Taken from Royal Road, this narrative should be reported if found on Amazon.
I don't want to talk about anymore personal stuff because frankly, it is unrelated.
This is my first work and I want to see it to the finish line. But at the same time, I am disappointed. Perhaps, it requires a complete rewrite which inevitably, I am going to have to do(for the first volume). God damn, the more I read the beginning parts, the more I want to burn it. And here, I wonder how the fuck I've gained 400 followers from bullshiting up a random story over summer break.
They say the beginning of the story is the part that determines whether or not a reader will continue reading your book. I'd like to call bs because the most I would have expected was ten followers. But it seems I was proven wrong by this gigantic community.

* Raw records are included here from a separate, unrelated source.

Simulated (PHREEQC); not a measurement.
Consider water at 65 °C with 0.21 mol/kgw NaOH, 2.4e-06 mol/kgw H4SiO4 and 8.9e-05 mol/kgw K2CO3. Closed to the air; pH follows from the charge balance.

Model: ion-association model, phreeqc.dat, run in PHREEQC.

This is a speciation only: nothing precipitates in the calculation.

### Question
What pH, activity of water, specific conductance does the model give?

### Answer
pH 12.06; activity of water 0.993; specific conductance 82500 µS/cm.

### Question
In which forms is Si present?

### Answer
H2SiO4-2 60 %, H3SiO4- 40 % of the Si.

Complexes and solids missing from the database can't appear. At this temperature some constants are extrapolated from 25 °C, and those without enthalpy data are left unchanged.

Perhaps no one is actually reading this and just decided to press that unfollow button or something. I'd totally understand. Go right ahead. I'm sick of myself. I'd have given this book a one star myself if this weren't my book: in that case, I have to give myself a five star review.
But statistics are not of much use if it only makes me pissed off. So I ignored it.
My first work... I also wanted it to be my greatest work.
It seems I'll have to take a detour to finish that dream. I may have to perform some menial labor and some miscellaneous side quests to level up first before I tackle such a large boss.
Maybe when I decide to finally resume this work again... Perhaps it'll have been eons and all you people reading this have long lived their lives and forgotten this random webnovel you found on Royal Road.
Although I'm only a kid, I'll say some words of advice here. Books may be entertaining to read, but reading many types of books that teach you life lessons are meaningless if you never choose to live your life. Learning how to kill a mockingbird from a non fiction book may be great, but let's face it, when are you ever going to need to kill a mockingbird( *barks in genius sarcasm )?
Books are fun and entertaining. But why read a book when it has no real benifitial impact on your life other than satisfaction? We all only live one life(that is unless reincarnation or something else exists).
Okay, I admit it. All those excuses a couple chapters back were made up. School work isn't hard for me. I don't attend and clubs and I could probably dip my classes and still pass them since I have a general grasp of the entire highschool curriculum already. The real reason I couldn't pump chapters out as efficiently on a daily basis is mainly attributed to procrastination, laziness, disappointment, fear, and frustration. Quantity over quality? Quality over quantity? What does it matter? It doesn't matter to me. So why did I even start writing in the first place? I don't know.
Maybe it's my people-pleasing side at play. Or my perfectionism that leads to procrastination.
I enjoy writing. I will keep doing so. But now that I've reached a wall thicker than the hottest woman, I think I should put this story on hold. My mind desires to continue. But it is focused on another dream. It's like cheating on your partner(I despise romance but I yearn for it). You have two people to think about so you can never truly put all you dedication on either of them. Although not the greatest analogy, I think I should focus on what my mind is focusing on.
So now, my brain presents me with two paths. One leading me to write short stories. The other leading me to write a new story.
The third path: continuing this story has not yet been unlocked. But I trust it will. You can abandon me here. I understand. But one day, I will definitely make this story on trending... The remastered version obviously! This current one is already a dumpster fire and one should acknowledge it.
If this saddens you, I apologize for having wasted the time you spent reading this story. May we cross paths once again in the plains known as the internet.